There are fundamental principles that all good category strategies obey. One of these is to properly understand the shopper.
Shopping would be cognitively exhausting if shoppers tried to take in all the range and information offered to them in a store. So they adopt coping strategies to save time and energy. Much of their shopping is semi-conscious and their full attention is rarely activated. In this context, it is critical to know how to attract attention, get messages across and influence buying decisions.
How can categories achieve this? Three things are key.
First, category visibility. If you are not seen, you are often not bought. Instant recognisability can be delivered by brands. Obvious, perhaps extreme examples are Belvita and Old el Paso as “beacons of colour” for categories. But visibility is also about clear signage, not just to help those searching but to trigger the thought “oh yes, I need those”.
Position in store is also important. Very few shopper trips cover even 50% of aisles in a supermarket. I recently saw a snacking category with massively varied conversion rates in different stores, dependent on position in store. Of course, not every category will get the position it wants, and if you are “off the beaten track”, then secondary space such as the value aisle or checkout becomes even more important.

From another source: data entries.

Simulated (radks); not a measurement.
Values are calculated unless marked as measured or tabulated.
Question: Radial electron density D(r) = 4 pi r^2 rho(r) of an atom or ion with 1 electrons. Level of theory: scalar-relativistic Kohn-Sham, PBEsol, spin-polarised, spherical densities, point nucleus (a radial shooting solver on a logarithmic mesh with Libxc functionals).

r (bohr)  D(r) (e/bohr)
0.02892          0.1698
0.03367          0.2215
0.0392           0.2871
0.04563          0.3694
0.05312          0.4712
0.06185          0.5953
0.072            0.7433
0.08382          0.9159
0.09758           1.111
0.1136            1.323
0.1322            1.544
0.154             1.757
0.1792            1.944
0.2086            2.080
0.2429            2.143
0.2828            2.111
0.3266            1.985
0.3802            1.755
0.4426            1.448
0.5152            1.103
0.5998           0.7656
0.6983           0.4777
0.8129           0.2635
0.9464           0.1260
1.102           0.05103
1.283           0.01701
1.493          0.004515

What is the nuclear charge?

Fundamentals of category management, 9: Category growth
Second, ease of processing. Once the shopper has arrived at your aisle or bay, it should be easy and intuitive for them to understand how it is organised and find their way round. Cheese is a category that is typically well set out in the UK – obvious sections for snacking, sliced, grated, indulgence and block (cheddar).
Sainsbury’s simple colour coding to demark the different types of fresh meat is another good example. Category owners sometimes spend too long looking for clever answers to layout, driven by complex analysis. Often the best answer is simple and product led – bottles vs cans and standard vs premium in beer. Keep it simple. Focus more effort on spelling it out at the shelf and standardising it across the industry. So long as it makes basic sense, shoppers will happily work with it.
Third, orchestrating attention. Not all shelf positions in the category are equal. Nudging the shopper’s attention towards the products that you want to sell can have significant benefits to your numbers. The same product range merchandised differently can result in a different mix of sales. The most obvious benefit is “nudging to premium” – giving more expensive or higher margin products every chance to be seen, before cheaper alternatives. A shopper looking for a side of plate vegetables might happily buy Tenderstem broccoli (a premium product). But if they see standard broccoli first, that might be a good enough solution, and they will move on to another category before they even notice Tenderstem. It isn’t about hiding the lower priced products, but about drawing attention to the premium ones.
This is all important stuff. But it does not take away from the basics of good shop keeping. Offering the right range, excellent availability without excessive waste, cleanliness and (in relevant categories) freshness and product life. These are musts on which everything else is built. But visibility, ease of processing and orchestration are very important too.